Given the value and importance of our home, it makes sense that we should be looking to protect it as well as we can. One way to do so is to ensure that we have the right insurance policies that cover our homes against various types of risks including fire, flood, burglary and theft.
The Different Types of Risks Our Homes Face
Even in Singapore, a country with a low crime rate and no natural disasters (e.g. earthquake), having a well-protected home is not something that we should ever take for granted. According to SCDF, there were a total of 1,054 fire calls in 2020 for residential properties, which represented about 56% of all fire calls received by SCDF. The top three types of fires in residential premises are caused by unattended cooking, discarded items and electrical.
One common risk these days highlighted by SCDF are fires involving power assistant bicycles (PAB). In 2020, the number of cases involving PAB doubled from 13 in 2019 to 26 cases in 2020.
Beyond just the risk of fire, other common risks that our homes may face would include pipe bursts or explosions which could damage the fixtures and furniture in our homes.
I Already Have HDB Fire Insurance. Is That Enough?
Not insuring your home is risky as it is. What could be equally risky is thinking that our homes are adequately insured when they’re not.

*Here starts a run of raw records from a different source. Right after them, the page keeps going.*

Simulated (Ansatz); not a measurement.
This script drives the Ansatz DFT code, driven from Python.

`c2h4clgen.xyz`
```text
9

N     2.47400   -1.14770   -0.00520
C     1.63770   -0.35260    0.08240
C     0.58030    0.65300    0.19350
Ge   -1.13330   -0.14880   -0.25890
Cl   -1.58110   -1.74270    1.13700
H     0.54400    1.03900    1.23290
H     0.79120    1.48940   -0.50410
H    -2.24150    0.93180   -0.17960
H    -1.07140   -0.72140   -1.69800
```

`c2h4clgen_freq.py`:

For example, one common misconception that I have encountered among HDB homeowners is thinking that they don’t need to purchase any additional home insurance because they already bought the mandatory HDB fire insurance policy when they took their HDB loan. The HDB fire insurance plan is a requirement under the HDB Fire Insurance Scheme, a policy introduced to help relieve flat owners of the financial burden of repair work in the unfortunate event of a fire.
However, as stated on the HDB website, such a fire insurance policy only covers the cost of reinstating damaged internal structures, fixtures, as well as areas built and provided by HDB.
While there is a good intent to mandate for fire insurance policy among those taking an HDB loan, the danger here is that it could give some home owners a false sense of security. This is because the value of our home today far exceeds just the original fixtures and work that HDB has built for us.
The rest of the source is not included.